Topic: Quick Overview of the HW01 Starter Code

To simulate a robot, you want two pieces:

  • The Gazebo simulation
  • The control program

The Gazebo Simulation

A Gazebo simulation is defined in a "world" file. This includes:

  • The geometry of the simulated environment.
  • Any robots.
  • For each robot: Geometry + Plugins
  • Plugins define the behavior of sensors and actuators.

Looking at the HW01 world:

  • There's a bunch of obstacles.
  • There's a robot named "teapot".
  • The robot has a model and a plugin.
  • The model indirectly includes another plugin: the lidar.
  • The indirect plugin provides the lidar sensor.
  • The plugin, libcar_control_plugin provides three things:
    • A velocity actuator.
    • A turn actuator.
    • A pose sensor.

These sensors and actuators are provided through Gazebo's pub-sub system. Any program with access to the message bus can:

  • Publish messages to topics.
  • Subscribe to topics and recieve the messages published there.

The messages are serialized using Google's Protocol Buffers. This makes cross-language interop pretty easy - at the cost of sometimes needing to copy data between logically identical structures.

The Control Plugin

Mostly this is just useful to read through as an example, but the core thing I want to point out here is the gazebo::transport stuff:

  • this->node->Subscribe lets us specify a callback for messages on a topic.
  • this->node->Advertise gives us a pub object which we can Publish messages on.

The Control Program

The starter control program is simple. In brain.cc:

  • A main function starts things up.
  • A callback function gets called when sensor data arrives, allowing us to change our actuator commands.

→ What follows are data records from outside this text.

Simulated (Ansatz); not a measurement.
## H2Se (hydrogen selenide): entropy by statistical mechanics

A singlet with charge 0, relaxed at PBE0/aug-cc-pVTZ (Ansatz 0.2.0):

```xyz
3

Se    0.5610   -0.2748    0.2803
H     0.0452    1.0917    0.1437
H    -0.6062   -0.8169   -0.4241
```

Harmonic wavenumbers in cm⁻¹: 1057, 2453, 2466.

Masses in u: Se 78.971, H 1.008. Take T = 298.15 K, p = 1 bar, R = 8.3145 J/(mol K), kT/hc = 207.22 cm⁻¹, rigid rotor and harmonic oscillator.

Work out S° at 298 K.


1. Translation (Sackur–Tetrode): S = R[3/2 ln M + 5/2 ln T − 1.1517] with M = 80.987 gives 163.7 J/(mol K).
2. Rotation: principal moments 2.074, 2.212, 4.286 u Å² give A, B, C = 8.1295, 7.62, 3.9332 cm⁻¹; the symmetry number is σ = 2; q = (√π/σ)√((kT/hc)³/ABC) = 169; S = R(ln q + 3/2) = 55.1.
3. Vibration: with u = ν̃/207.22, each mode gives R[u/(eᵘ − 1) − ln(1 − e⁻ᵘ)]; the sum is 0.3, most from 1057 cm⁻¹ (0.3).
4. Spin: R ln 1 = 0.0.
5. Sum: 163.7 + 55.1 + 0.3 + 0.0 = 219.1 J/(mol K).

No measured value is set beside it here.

This is enabled through an abstraction layer defined in robot.hh / robot.cc:

  • This handles the Gazebo pub/sub messages.
  • Sends messages when a command is issued.
  • When message is recieved, updates robot state fields and calls the callback.

In ROS, where Gazebo is normally used, the usual method to have the same code run in simulation and on a physical robot is to expose the same pub/sub interface for both and write the control program to that interface.

For us, it may make more sense to do an abstraction layer in the control program code like this example, but that'll be more clear later in the semester.